Week 4 summary

Before shifting to community cultures, the week began by focusing on the artefacts. I was overwhelmed at the quality and diversity of all artefacts and commented on many via Twitter and blog comments.

Moving on to community cultures my lifestream, as usual, was mainly fed from Twitter and I have been thinking about why. I have connected several other systems with my blog but I keep coming back to Twitter as it is the most straightforward and accessible. Twitter allows me to have conversations with my classmates as well as the wider world, instantly add metadata and is the one element that displays correctly in my blog.

My stream is full of conversations about artefacts, visualising data and MOOC choices with others on the course. As well as conversations with a wider audience about MOOCs and books. Very much a community culture that I feel a natural part of. I also started a learning journey into digital ethnography and my notes on Michael Wesch’s interview was an attempt to begin the visualisation process.

Turning to the readings this quotation stood out:

Ultimately, the centring of community in education problematically positions web technology as the passive instrument of our predetermined educational aims. (Knox, 2015)

I don’t see that community is centred in education. Currently, in higher education, student numbers are increasing and the traditional didactic model, more than ever, is centred. So whilst community exists in the sense of student-student interaction I wouldn’t go as far as thinking community within the learning is centred.

On the flip side of that I don’t see the online community as a technology to “enhance conventional social life” (Knox, 2015). I struggle with offline community and it takes me a long time to voice my thoughts/feelings and therefore technology does not enhance, it revolutionises community for me – not in any way passive.

Reference:

Knox, J. 2015. Community Cultures. Excerpt from Critical Education and Digital Cultures. In Encyclopedia of Educational Philosophy and Theory. M. A. Peters (ed.). DOI 10.1007/978-981-287-532-7_124-1

One Reply to “Week 4 summary”

  1. Great reflections on your lifestream here Clare! Twitter does seems to be very popular with a lot of people in the group, and the ability to post quick additions to the lifestream, as well as engage in conversation with others, may be part of that.

    It does produce a fairly one-dimensional lifestream though. I suspect Twitter will be quite important in this block, particularly if it is able to provide you with a sense of community, however I’d recommend looking around for some other feeds that might help in different ways. Are there any other community activities, beyond conversation directly, that you could signal with lifestream feeds?

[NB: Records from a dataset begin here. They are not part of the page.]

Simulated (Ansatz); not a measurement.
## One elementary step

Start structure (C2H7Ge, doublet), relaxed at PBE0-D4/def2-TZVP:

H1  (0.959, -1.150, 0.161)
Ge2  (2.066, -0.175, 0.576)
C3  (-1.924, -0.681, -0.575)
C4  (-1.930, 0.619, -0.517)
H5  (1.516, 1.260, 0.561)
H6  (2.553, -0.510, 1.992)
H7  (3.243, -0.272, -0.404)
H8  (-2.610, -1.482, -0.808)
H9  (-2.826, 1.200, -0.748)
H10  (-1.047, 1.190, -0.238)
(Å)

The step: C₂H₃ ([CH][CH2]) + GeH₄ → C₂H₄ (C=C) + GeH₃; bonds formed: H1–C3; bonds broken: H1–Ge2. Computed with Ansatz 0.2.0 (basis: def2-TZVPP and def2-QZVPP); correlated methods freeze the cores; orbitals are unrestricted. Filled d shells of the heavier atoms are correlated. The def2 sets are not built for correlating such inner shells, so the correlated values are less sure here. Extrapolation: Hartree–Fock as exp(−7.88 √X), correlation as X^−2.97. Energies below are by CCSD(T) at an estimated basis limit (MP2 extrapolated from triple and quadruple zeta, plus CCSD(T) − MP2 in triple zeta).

    good to see you critiquing the community cultures definition too.

    ‘I don’t see that community is centred in education. Currently, in higher education, student numbers are increasing and the traditional didactic model, more than ever, is centred. ‘

    I think that is right, and particularly with the hyperbole around MOOCs that we have seen in recent years, there seems to be a lot of attention given to the video lecture. I think my point was more about technology that community, and that, when we do centre community in online education, we tend to take a social determinist view of technology.